1872 - Publication of Die Geburt der Tragödie aus dem Geist der Musik (The Birth of Tragedy out of the Spirit of Music), his first book.
Summer semester - Lecture course on Pre-Platonic philosophy.

1872-73 - Winter semester - Lecture course on “The History of Greek Eloquence” (attended by only two students). A manuscript believed to be the text of the lectures or based on the lectures has been translated as “The History of Greek Eloquence (1872-73),” trans. David J. Parent, Friedrich Nietzsche on Rhetoric and Language, ed and trans. Sander L. Gilman, Carole Blair, and David J. Parent (New York: Oxford University Press, 1989), 213-42.

1873 - Publication of the first two Unzeitgemässe Betrachtungen (Untimely Meditations): David Strauss, der Bekenner und Schrisftsteller (“David Strauss, the Confessor and Writer”) and Vom Nutzen und Nachteil der Historie für das Leben (“On the Uses and Disadvantages of History for Life”).
Spring - Writes Die Philosophie im tragischen Zeitalter der Griechen (“Philosophy in the Tragic Age of the Greeks”), based upon texts for a lecture course on Pre-Platonic philosophy.
Summer semester - Lecture course on Pre-Platonic philosophy.
Writes the unfinished manuscript Über Wahrheit und Lüge im aussermoralichen Sinne (“On the Truth and Lies in a Nonmoral Sense”)

1873-74 - Prepares notes for a course of lectures on classical rhetoric for the summer semester of 1874; the course is not offered, presumably because of lack of student interest.

 

Reading Notes

I've included page references to both Blair's original translation in Rhetoric and Philosophy and to the expanded translation by Blair and Parent, “Description of Ancient Rhetoric” in Friedrich Nietzsche on Rhetoric and Language.
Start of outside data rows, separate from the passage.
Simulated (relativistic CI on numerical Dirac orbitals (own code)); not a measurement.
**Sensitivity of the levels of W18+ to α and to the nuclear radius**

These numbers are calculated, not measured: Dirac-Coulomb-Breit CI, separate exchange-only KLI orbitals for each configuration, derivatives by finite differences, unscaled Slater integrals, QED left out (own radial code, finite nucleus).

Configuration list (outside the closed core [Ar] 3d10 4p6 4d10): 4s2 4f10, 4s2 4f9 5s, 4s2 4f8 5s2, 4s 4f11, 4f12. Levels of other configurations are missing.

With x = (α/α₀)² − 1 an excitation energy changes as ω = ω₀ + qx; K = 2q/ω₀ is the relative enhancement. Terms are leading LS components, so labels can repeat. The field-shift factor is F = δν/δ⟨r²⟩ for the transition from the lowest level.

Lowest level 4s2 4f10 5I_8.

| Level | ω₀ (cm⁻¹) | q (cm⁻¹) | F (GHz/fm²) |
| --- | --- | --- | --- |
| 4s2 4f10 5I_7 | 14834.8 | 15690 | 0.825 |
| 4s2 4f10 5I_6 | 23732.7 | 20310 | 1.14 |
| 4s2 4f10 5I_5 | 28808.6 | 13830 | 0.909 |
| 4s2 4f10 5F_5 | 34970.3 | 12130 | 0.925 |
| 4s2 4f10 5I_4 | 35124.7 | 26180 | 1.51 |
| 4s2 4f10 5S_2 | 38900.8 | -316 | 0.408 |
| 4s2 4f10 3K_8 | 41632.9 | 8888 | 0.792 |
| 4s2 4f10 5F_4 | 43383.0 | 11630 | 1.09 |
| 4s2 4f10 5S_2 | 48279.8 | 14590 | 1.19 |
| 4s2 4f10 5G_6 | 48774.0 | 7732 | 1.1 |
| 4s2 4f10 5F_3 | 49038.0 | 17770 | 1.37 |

I.The Concept of Rhetoric (96-103; 3-15)

  1. N. opens his lectures not with a discussion on “the concept of rhetoric,” but by referring this concept to the context of its “extraordinary development.” What makes this development “extraordinary“? The development is a function of a context which he defines as “the specific differences between the ancients and moderns.” In what way does N. understand “the ancients” and “the moderns,” and what does he identify as “the specific differences” between them? And, more generally, why does he frame his lectures on ancient rhetoric with a portrait of modern intellectual culture?
  2. N. characterizes the moderns as disapproving of rhetoric, citing Locke’s An Essay Concerning Human Understanding (1689). Why does N. cite Locke? In Locke’s epistemology, knowledge is a function of perception and the combination of simple ideas. Language is not directly related to knowledge; it is used to communicate knowledge. But because language is imperfect, care must be used: “By the Philosophical Use of Words, I mean such an use of them, as may serve to convey the precise Notions of Things, and to express, in general Propositions, certain and undoubted Truths, which the Mind may rest upon, and be satisfied with, in its search after true Knowledge” (III.9.§3). Thus, rhetoric (understood as the “abuse of words“; see III.10) is positioned in opposition to knowledge. Through this reference to Locke, then, N. characterizes the moderns as epistemologic, that is, as preoccupied with the project of securing certainty in knowledge.
  3. N. also characterizes the moderns as having developed “the feeling for what is true in itself” (96). But “true in itself” as opposed to what? As true within a context? or true for something?
  4. N. introduces another opposition to characterize the difference between the moderns and the ancients: “rhetoric arises among a people who still live in mythic images and who have not yet experienced the unqualified need of historical accuracy” (97). This opposition between a mythic culture and a historical culture is developed in The Birth of Tragedy:

    It is probable . . . that almost everyone, upon close examination, finds that the critical–historical spirit of our culture has so affected him that he can only make the former existence of myth credible to himself by means of scholarship, through intermediary abstraction. But without myth every culture loses the healthy natural power of its creativity: only a horizon defined by myths completes and unifies a whole cultural movement. Myth alone saves all the powers of the imagination and of the Apollinian dream from their aimless wanderings. The images of the myth have to be the unnoticed omnipresent demonic guardians, under whose care the young soul grows to maturity and whose signs help the man to interpret his life and struggles. Even the state knows no more powerful unwritten laws than the mythical foundation that guarantees its connection with religion and its growth from mythical notions. (Trans. Walter Kaufmann 135.)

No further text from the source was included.